The juxtaposition of new motherhood.
The gentle touch of his hand on my boob.
The overwhelming overstimulation of being touched all day.
The love in his eyes being chosen as his favourite person.
The exhaustion of always being wanted.
The warmth of his little body pressed against mine in the carrier.
The sweat and drool pooling beneath him.
Knowing the intricacies of his hemangiomas.
Silent aggression to the barrage of commentary from strangers, family members, my GP and toddlers alike.
The wonder of nourishing his body from mine.
The fear it’s not enough for him.
Flashing my boobs because idfc.
Weighing my boobs multiple times a day. “Which side?”

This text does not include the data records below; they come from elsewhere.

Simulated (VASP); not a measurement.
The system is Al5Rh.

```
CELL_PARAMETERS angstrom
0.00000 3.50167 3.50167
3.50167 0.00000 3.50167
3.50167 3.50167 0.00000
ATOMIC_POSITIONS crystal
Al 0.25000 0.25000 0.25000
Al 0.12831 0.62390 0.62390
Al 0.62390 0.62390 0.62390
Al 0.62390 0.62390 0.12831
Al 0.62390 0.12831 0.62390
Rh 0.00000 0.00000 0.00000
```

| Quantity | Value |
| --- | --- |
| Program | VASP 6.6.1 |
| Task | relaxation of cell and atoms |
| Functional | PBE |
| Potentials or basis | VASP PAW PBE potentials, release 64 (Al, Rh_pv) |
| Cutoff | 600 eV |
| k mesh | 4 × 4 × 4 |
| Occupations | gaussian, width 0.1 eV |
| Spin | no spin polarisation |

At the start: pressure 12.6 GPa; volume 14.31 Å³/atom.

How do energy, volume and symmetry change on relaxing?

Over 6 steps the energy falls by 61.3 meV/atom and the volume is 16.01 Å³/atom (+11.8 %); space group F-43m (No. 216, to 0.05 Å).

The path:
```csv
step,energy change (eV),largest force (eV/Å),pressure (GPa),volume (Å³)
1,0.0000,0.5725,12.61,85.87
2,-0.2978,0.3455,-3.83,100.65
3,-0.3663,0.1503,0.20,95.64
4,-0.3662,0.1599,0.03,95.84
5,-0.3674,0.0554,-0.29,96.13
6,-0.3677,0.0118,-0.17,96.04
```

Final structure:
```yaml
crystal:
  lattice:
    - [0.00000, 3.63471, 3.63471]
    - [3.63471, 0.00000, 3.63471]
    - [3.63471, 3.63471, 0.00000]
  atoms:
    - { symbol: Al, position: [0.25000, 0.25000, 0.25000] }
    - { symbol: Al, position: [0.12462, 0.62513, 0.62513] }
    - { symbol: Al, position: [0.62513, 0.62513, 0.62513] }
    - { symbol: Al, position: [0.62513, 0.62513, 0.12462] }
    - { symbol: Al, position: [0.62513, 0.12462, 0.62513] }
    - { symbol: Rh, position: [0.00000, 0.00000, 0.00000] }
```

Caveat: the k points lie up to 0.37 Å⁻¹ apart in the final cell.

My body birthing a human, and feeling triumphant fitting into my jeans two weeks later.
My wrists, my pelvis, my pulsing sphincter.
Thinking poopy nappies would be the hard part.
The fear that builds after 24 hours when I haven’t pooped.
The magic connection where he wakes and I wake.
Always being woken.
The hilarity that 6am used to feel early.
The familiarity of 2–4am.
Being thankful I can nap anywhere.
Developing a full-blown obsession with sleep theory.
The curl of protection during (unanticipated) co-sleeping.
Tingling fingers, frozen elbow, aching shoulder.
Smiling at him through the car mirror.
Sitting silently in the driveway for one small moment of quiet before going inside.
Eating huge quantities of food without shame.
The relentless cooking, meal planning, bottle washing, snack packing.
Minimalism meaning no longer carrying a handbag.
Packing an overnight bag for Max every time we leave the house.
Choosing cute outfits for him each day.
Keeping track of what fits, what doesn’t and what he’ll need next week.
Delighting in the smallest milestones.
The curse of comparison.
The joy of his little coos, squawks and giggles.
Phantom cries when I sneak away.
Wanting and accepting help.
Holding back from suggesting the way I know you like it.
Becoming a one-handed multitasking queen.
Pooping in an airplane bathroom while holding a baby.
The bouncing rhythm of Maxwell’s favourite musical chair.
The chair, white noise, Taylor Swift, the dishwasher and the dryer all at once.
Joining a club of badass women who can encourage with a single text.
The guilt of realising I didn’t show up for them in their postpartum days. I didn’t know how.
The community found through my phone.
The weekly screen time notification.
And the deepest juxtaposition of all:
Feeling needed in ways I never understood before.
Suddenly understanding the love of a mother.